Wanderville: Escape to the World’s Fair
The fair of the title is the 1904 Louisiana Purchase Exposition. Five abandoned children are escaping from villainous Miss DeHaven, who—in past volumes of the series—chaperoned their orphan train and forced them to work on a farm. The opening scene finds the kids on a railroad handcar heading west towards their imaginary children’s paradise of “Wanderville” in California. An encounter with the eccentric Mr. Zogby changes their course, as he offers them money to take a gold medallion to a certain person at the St. Louis World’s Fair. He pays for their steamboat tickets, but once on board they scuffle with some boys being taken to work in a nasty-sounding cannery. Miss DeHaven turns up on the boat and has all the children locked into an animal pen after they steal food, but the kids manage to elude her and slip into the Fair. Will they find the mysterious friend of Zogby, and receive enough reward to get them to California, or will Miss DeHaven catch them first?

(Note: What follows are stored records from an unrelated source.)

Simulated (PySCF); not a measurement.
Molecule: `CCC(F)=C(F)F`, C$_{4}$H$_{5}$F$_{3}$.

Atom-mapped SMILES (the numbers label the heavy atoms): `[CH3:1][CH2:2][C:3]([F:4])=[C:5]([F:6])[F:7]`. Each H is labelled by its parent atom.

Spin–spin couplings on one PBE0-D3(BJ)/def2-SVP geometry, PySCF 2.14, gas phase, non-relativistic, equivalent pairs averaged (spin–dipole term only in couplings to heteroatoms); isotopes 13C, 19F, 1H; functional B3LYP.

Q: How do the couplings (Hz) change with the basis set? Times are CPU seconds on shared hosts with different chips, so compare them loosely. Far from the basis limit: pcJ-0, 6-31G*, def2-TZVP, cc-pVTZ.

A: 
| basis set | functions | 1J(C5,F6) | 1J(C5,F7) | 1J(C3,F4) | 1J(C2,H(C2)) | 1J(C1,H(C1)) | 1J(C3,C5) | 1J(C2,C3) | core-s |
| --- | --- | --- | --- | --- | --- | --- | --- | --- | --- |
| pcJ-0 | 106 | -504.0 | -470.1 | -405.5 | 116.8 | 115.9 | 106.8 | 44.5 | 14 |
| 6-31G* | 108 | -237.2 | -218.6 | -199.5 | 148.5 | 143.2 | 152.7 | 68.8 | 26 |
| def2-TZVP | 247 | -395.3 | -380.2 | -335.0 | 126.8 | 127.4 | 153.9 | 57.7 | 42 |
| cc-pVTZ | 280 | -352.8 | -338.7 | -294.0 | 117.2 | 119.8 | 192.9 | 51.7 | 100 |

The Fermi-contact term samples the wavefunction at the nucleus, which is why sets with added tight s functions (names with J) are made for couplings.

McClure will keep readers with a short attention span interested with a plot that includes lots of action. The story will enlighten today’s children about the plight of their homeless counterparts a century ago—material suitable for supplemental reading in a history or sociology lesson. However, I found the rest of the history rather transparent, and did not get a good sense of time or place either on the boat or at the fair due to too much careering from one action scene to the next. I had trouble keeping the characters straight, as there wasn’t a lot of development. Perhaps if I’d read the two previous volumes, that would have been less of a problem. It’s a good concept for a children’s series, but the execution in this volume is more superficial than memorable.